Power Sector News
WHY GETTING PREPAID METERS IS DIFFICULT
The euphoria, which greeted the introduction and implementation of Meter Asset Providers (MAPs) scheme, by the Federal Government, may have waned, five months after the firms, which applied to serve as MAPs, began operation.
Prior to this period, Nigerians were glad with the decision of the Federal Government to introduce a new metering plan, which culminated in the application and approval of some meter asset providers by the Nigerian Electricity Regulatory Commission (NERC) early this year.
Many had thought that their worries over the non-availability of meters would end, while others believed that they had won the battle against estimated billings. Such was the expectation of consumers, as they hailed the administration of President Muhammad Buhari for helping to solve metering problems.
Operators were not left out. The Chairman, Meter Electricity Manufacturing Company Limited,(MEMCOL), Mr. Kola Balogun, said the introduction of new metering arrangement and the subsequent approval of some firms as meter asset providers was good, as it could end the nightmares experienced by electricity consumers.
He said meters would be supplied in large quantities as soon as the new meter plans take root. But they were dead as meter asset providers have failed to deploy meters to consumers in required numbers due to certain underlying problems.

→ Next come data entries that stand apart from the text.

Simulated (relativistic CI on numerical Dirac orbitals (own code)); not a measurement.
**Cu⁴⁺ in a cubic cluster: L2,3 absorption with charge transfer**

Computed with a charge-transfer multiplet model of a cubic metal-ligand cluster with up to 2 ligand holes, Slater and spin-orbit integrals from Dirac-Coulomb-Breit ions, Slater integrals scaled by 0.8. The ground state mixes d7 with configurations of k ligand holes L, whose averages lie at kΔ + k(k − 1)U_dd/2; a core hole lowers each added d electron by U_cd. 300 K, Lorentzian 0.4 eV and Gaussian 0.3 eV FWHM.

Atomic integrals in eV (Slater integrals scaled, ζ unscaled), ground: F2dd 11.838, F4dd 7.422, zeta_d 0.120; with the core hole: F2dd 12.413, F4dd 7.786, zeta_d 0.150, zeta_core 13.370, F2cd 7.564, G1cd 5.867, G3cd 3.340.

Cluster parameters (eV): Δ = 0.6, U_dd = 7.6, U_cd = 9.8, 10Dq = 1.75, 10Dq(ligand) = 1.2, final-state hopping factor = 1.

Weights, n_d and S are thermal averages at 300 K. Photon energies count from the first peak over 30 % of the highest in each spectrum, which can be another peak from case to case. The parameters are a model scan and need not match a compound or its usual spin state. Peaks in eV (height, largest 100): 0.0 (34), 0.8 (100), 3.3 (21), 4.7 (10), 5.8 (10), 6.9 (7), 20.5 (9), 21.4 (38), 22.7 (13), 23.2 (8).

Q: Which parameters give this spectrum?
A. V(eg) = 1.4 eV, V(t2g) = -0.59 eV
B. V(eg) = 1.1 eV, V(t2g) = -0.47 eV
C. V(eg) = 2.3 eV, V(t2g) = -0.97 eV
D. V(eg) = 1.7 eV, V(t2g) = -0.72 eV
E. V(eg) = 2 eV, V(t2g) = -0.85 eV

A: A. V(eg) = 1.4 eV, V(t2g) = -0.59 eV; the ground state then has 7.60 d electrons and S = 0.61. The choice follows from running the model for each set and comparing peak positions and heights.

The Executive Secretary, Electricity Meters Manufacturers Association of Nigeria (EMMAN), Mr. Muhideen Ibrahim, decried at the development, saying that the problem might be due to scarcity of meters. He said customers leveraged the wide coverage by the media to lodge complaints on the issue.
The customers, Ibrahim said, might have paid to their meter asset providers, with the hope of getting meters, regretting that they were unable to get the product.
In a related development, the Managing Director, Mojec Asset Management Company (MAMC), Mrs. Mojisola Abdul, blamed the problems on logistics. The firm, a subsidiary of Mojec International Limited, is a meter asset provider. The company, alongside others, like Turbo Engineering and Mever Consulting, were believed to have been appointed by Abuja Electricity Distribution Company(AEDC) to provide meters to customers under its jurisdiction.
Mrs. Abdul told news men that the firm would have deployed more meters to customers but for logistics. She said logistics and funding were some of the problems facing the metering sub-sector, adding that the problems have hindered the distribution of meters to consumers.
She said: “Two major problems that hinder supply of meters to customers are logistics and funding. Moving meters from one place to another, in the course of metering consumers, has been pretty difficult. Providing enough logistics for moving meters across the country is a big challenge, adding that changes in the prices of pre-paid meters were inevitable, if the meter asset providers were going to record any growth.’’
On meter supply, she said the firm had provided 25,000 meters to customers in Abuja, saying this was in addition to the 40,000 meters, which the firm had provided customers across the country. She added that Mojec would provide 100,000 meters to customers by the end of the year.
Also, the Managing Director, New Hampshire Capital, Mr. Odion Wesley Omohfoman, said meter asset providers were experiencing difficulties in bringing customers into the metering net. New Hampshire Capital holds the franchise to provide meters to customers under Ikeja Electric.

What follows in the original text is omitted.